Some of our CI scripts, e.g. performance-regression-ci.yml, use the ${{ secrets.CI_ACCESS_TOKEN }} for things that don't need such a high privilege.

For example, performance-regression-ci.yml uses the secret to download the canary release of OpenJDK. But the release is publicly accessible.

As another example, in the "Performance Run" steps (for OpenJDK and JikesRVM alike), The secret token is used to get historical data from the non-public ci-perf-results repository. The main reason for this is to aggregate and plot all results in the history to make a web page suitable for uploading. But running the benchmark doesn't need

As a principle, GitHub workflows should be granted minimal privilege for them to do their jobs.

For downloading the canary, we could just download it using the URL https://github.com/mmtk/mmtk-openjdk/releases/download/v0.28.0/jdk-11.0.19-internal+0_linux-x64_bin.tar.gz, without any GitHub privilege.

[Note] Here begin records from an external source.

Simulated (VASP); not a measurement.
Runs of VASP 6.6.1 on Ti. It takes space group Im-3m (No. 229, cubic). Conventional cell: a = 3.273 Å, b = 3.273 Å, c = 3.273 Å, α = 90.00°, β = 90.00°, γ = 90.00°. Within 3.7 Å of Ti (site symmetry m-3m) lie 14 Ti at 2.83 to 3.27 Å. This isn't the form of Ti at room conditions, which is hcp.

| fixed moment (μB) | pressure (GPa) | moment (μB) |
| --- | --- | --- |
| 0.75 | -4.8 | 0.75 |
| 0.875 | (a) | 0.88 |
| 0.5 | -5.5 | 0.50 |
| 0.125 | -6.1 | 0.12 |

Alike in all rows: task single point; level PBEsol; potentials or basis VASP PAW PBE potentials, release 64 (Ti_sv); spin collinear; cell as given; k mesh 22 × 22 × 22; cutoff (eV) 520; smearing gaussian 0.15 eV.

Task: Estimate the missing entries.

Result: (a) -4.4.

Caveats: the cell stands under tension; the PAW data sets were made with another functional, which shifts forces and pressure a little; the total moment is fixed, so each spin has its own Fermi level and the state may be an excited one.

We can refactor the performance run and the plotting and uploading.

  • The performance run only runs the benchmarks and produce results.
  • A subsequent plotting job will use the privilege to clone the ci-perf-result repo, aggregate the results, commit and push the updated history, and generate web pages that include the plots.
  • A subsequent deploying job will use the privilege to deploy the web pages.

Note that if we are only testing the performance runs, we may skip the plotting and deploying steps. In this case, the workflow will not need any secret at all.

For other jobs, we could use the ${{ github.token }} or equivalently ${{ secrets.GITHUB_TOKEN }}, and control the permissions using the permissions workflow syntax.